*Originally penned October 27, 2020*
It’s been a week, a week of wandering around in a dazed dream, hoping to wake up. It’s been a week of heavy hearts and a lack of words, because I know that putting words to it, makes it real, and I’m not ready for that. I don’t think we are ever really ready for the loss of a loved one.
Time is a fickle thing: days are long, weeks are fast, moments can either happen in a flash or magically slow, and years fly by. Yet, when we lose someone, we often wish we’d spent our time differently- done more with them, and I think that’s normal. Grief, in my opinion, is inherently selfish and understandably so. We grieve for missed opportunities to spend time together, the missed dinners or things we planned to do but never got around to. We grieve for the lack of ability to make new memories or share new experiences… and to quote myself from a week ago, “It blows.” If we linger here, in this space of regret, it’s incredibly easy to get stuck.
By my best account, it’s been roughly 1,248 weeks that he’s been an influence in my life, out of my 1,918 weeks alive. More than 2/3 of my life, with an “extra big brother I never asked for”. I used to roll my eyes when he’d say that, because he was right, I never asked to become the collective little sister. Never before had “Slacker” been a term of endearment, yet with the smile on his face and kindness in his eyes, I began to learn. He gave me a hard time, about all sorts of things, not only because he could, but because he cared.
He had an odd way of showing it sometimes, taking the phone out of my hand to interrogate some boy calling me… and often hanging up on them, unsatisfied with their answers. “Not good enough”, he’d say as his only explanation, as he headed down the stairs with a laugh. I’d follow him, and he’d be racking the balls, our eyes would meet and he’d shrug with nothing more needing to be said. He could tell my mood by the way I played, which was saying something since I never played pool well- despite his best efforts. He’d often tell me to “use my softer side” when a shot required finesse, and we’d laugh at my apparent lack of femininity as I shot too hard. He could see my soft side, even if I couldn’t utilize it, because he cared.
His friendship was not the garden variety, be there during the sunshine, type. Despite the crap he gave me, he made it clear that he was an unwavering escort on our paths in life. I can’t count the number of nights we stayed up talking on hard days, whether we talked in the basement on the couch, in his car on a drive or up on the rocks on donkey hill. He could be counted on to be both your greatest supporter, encouraging you to follow your dreams and listen to your heart; and the voice of reason when you needed it. He had a knack for delivering hard truths with compassion, and had no qualms telling you if something wasn’t serving you. It was never done in malice, and always because he cared.

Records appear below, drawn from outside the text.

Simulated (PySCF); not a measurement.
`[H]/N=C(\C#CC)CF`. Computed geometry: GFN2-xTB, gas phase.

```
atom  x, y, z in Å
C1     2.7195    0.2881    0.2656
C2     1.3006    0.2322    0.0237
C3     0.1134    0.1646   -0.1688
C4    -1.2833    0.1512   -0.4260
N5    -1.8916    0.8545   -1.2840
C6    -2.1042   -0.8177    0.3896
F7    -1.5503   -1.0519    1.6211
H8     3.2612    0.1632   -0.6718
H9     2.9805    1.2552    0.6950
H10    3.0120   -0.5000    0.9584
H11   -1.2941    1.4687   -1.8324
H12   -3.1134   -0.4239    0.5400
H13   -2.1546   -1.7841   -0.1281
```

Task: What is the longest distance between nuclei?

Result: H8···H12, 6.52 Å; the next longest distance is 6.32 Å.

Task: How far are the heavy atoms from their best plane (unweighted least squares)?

For as much as we joked, and playfully hit, and he poked me to madness, his support was always present. I think that supportive nature was best captured in a photograph from my brother’s wedding. A month before, my left leg had been run over in a freak accident, and we all knew I was pushing my luck trying to wear heels on an unstable leg. Somehow, it became a challenge for the wedding party to skip down the aisle after their nuptials. I distinctly remember looking at him during the rehearsal and telling him I couldn’t do it. He was my escort down the aisle, and he was utterly confused. “What do you mean?” he asked, “Of course you can!” I gestured willy-nilly like to my leg, which was lovely shades of green and purple (ironically the wedding colors). “And…?” he said, throwing out his hands as though I seemed to think I had an argument. As I started to open my mouth to protest, he spoke first. “Sam” he smiled, “I’ve got you. I won’t let you fall.” True to his word, we skipped, and he did not let me fall. I had no reason to doubt him, because he cared.
I know that I hurt right now, like so many others who had the privilege to know him. I take solace in the fact that I’m not alone in my sadness, though it’s hard for me to show. I also don’t know where we go from here, but I’d like to think that when my time comes, I’ll once again get to see him smile at me from across a pool table as he tells me it’s my turn to break, or maybe he’ll be sitting with a mis-shuffled Magic deck, just to get on my nerves. If I’m lucky enough to have our paths cross, in another time and space, I have no doubt we’ll pick up like no time has passed, because that’s how it always is. If that time comes, I look forward to wrapping him in a hug, and thanking him. My life is better, richer, all because he cared.